Not The Final Chapter?
We said goodbye to our beloved Goofy Girly-Girl, Violet yesterday. She was at a point where the lump in her throat was cutting off her breathing and making her choke on food, water, air (I understand that one for different reasons). She was definitely in pain and had difficulty standing up, let alone going to the park.
That was when I knew it was time – when she wasn’t even up to enjoying the park. We booked an appointment with the vet for yesterday morning and after a lot of discussion and tears, we knew it would not in her best interest or ours to delay things any longer. She was ready to go…but were we ready to let her?
She pretty much told us it was time when Hubby tried to get her to come to him and she just laid there looking blankly.
I had thought that once Violet was no longer with us I would not go to the park anymore. That was her special place and it just wouldn’t be the same without her. I wouldn’t feel right.
Well, I was very wrong. I have friends there who in four short months have become very special in my life. They are the social part of my day that I so desperately prayed for before our move. What’s more, they loved Violet and care about Hubby and me.
So, when we saw some friends there on our way out to run an errand, we went in to tell them the news. I had texted another friend the news and he was going to spread it, but we told these people in person. It was very hard for us and they were deeply sorry for our loss. Violet had a way of wiggling herself into everyone’s heart. There were even dogs who would run up and say hi to her before going off an playing.

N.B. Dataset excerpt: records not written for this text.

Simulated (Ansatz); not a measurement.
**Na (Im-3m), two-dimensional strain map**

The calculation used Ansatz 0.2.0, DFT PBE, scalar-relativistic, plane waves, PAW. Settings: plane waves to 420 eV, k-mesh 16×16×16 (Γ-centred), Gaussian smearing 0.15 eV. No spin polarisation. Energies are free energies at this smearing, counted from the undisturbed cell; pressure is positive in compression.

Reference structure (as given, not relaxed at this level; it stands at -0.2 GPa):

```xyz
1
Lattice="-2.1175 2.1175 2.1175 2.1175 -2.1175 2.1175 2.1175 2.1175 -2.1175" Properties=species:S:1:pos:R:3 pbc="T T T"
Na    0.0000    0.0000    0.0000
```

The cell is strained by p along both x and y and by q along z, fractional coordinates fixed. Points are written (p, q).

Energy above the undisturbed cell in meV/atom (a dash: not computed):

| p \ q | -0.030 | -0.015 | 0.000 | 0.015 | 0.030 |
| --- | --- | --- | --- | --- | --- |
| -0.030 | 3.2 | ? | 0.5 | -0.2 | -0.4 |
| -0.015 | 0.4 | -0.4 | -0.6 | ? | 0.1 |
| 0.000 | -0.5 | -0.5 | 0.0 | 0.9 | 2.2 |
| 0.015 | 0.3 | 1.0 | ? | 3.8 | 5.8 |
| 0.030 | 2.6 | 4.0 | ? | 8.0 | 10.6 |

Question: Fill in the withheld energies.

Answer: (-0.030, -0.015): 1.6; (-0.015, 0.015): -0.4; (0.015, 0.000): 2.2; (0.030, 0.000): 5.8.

Being there wasn’t as hard as I thought it would be. But believe me, it was still hard. We took the bin of Violet’s toys and the other dogs seemed grateful. They sniffed them and picked out their favourites. This pleased us because Violet would lay on the grass and watch the others playing with her toys. I think she was happy because she didn’t have an interest in them but others did.
I went back with some treats later but it was also to talk to a different group of people who also loved our old girl. There were hugs and holding back tears and more dogs playing with toys and getting their treat “from Violet”.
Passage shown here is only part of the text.